Some alternatives to the Poisson distribution

One important characteristic of the Poisson distribution is that both its expectation and the variance equals parameter \(\lambda\). A consequence of this is that when we use the Poisson distribution, for example in a Poisson regression, we have to assume that the variance equals the expected value.

The equality assumption may of course not hold in practice and there are two ways in which this assumption can be wrong. Either the variance is less than the expectation or it is greater than the expectation. This is called under- and overdispersion, respectively. When the equality assumption holds, it is called equidispersion.

There are two main consequences if the assumption does not hold: The first is that standard errors of the parameter estimates, which are based on the Poisson, are wrong. This could lead to wrong conclusions when doing inference. The other consequence happens when you use the Poisson to make predictions, for example how many goals a football team will score. The probabilities assigned to each number of goals to be scored will be inaccurate.

(Under- and overdispersion should not be confused with heteroscedasticity in ordinary linear regression. Poisson regression models are naturally heteroscedastic because of the variance-expectation equality. Dispersion refers to what relationship there is between the variance and the expected value, in other words what form the heteroscedasticity takes.)

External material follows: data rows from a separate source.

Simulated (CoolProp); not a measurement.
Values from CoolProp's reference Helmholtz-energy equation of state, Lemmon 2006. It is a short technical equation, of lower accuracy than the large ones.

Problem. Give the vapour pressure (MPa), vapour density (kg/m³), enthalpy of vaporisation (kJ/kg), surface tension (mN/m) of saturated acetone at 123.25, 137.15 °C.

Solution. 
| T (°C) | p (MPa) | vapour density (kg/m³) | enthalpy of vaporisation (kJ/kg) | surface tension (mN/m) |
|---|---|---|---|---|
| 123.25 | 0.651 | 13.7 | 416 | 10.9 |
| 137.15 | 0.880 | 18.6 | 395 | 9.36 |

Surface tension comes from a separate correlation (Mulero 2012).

When it comes to modeling and predicting football results using the Poisson, a good thing would be if the data were actually underdispersed. That would mean that the probabilities for the predicted number of goals scored would be higher around the expectation, and it would be possible to make more precise predictions. The increase in precision would be greatest for the best teams. Even if the data were really overdispersed, we would still get probabilities that more accurately reflect the observed number of goals, although the predictions would be less precise.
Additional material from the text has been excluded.